Police search rural properties for Edmonton woman missing for 2 months
Edmonton police say they're still not sure if Patricia Wendy Pangracs alive or dead
Patricia Wendy Pangracs was last heard from on June 8.
On Saturday, a full two months after the 32-year-old woman went missing, search and rescue volunteers worked with Edmonton police to scour the land around a rural intersection in Strathcona County, looking for signs of her.
Edmonton police aren't sure if she's alive or dead.
"That's why Homicide is involved and Missing Persons reached the same conclusion."
More than 20 civilian searchers and five dogs combed through properties around the intersection of Range Road 233 and Township Road 514.
Police believe that in the early hours of June 8, Pangracs travelled to the rural intersection from Beaumont, just south of Edmonton, in a white 2011 Cadillac CTS with front-end damage. Police are asking people who live along the route to check their surveillance cameras.
"We don't know what happened from this point on June 8," Buhler said, noting Pangracs was last spotted in the area on foot. "It's possible that Patricia might have sought shelter on an acreage [or] farm around here."
Landowners consented to the searches on their heavily treed, grassy properties, he said.
"We certainly don't have any reason to believe they're involved in this investigation at all, but they've been very co-operative and we do appreciate their assistance in that," he said.
The missing persons unit started investigating after getting a tip from one of Pangracs's friends on July 8 — a full month after she was last heard from.

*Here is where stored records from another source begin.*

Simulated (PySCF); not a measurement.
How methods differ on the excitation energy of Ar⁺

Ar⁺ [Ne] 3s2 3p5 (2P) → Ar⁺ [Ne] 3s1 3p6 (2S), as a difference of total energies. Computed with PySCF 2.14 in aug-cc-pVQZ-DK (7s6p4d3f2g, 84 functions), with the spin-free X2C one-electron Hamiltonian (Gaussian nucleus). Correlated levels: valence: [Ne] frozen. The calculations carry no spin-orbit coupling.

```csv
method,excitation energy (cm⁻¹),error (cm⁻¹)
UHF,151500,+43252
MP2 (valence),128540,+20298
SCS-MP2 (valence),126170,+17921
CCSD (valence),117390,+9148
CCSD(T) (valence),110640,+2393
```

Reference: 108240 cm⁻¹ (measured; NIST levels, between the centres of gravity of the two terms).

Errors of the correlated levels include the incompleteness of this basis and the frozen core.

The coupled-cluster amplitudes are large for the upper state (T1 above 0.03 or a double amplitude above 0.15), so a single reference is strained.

Security footage shows Pangracs and the Cadillac at a gas station in Bruderheim, about 60 kilometres northeast of Edmonton, sometime between the evening of Friday, June 7 and Saturday, June 8.
Police have been in touch with Pangracs's parents but say she had no family connections in the Edmonton area, explaining why her disappearance was not immediately reported.
"I think people in her social group were reluctant initially to bring it to the attention of the police," Buhler said.
Some people in Pangracs's social circle are criminals, he said.
"We're aware of a series of conflicts that have in some cases resulted in violence that preceded Patricia's disappearance and in some cases followed her disappearance," Buhler said.
"It's those circumstances, generally, some of which related directly to Patricia and some of which we believe that she was perhaps a peripheral player, that have caused us to become concerned."
The search around the Strathcona County intersection came up empty, EPS spokesperson Cheryl Sheppard said in an email on Sunday.
Media coverage of the search resulted in new tips to police, who asked anyone with information about the case to contact them.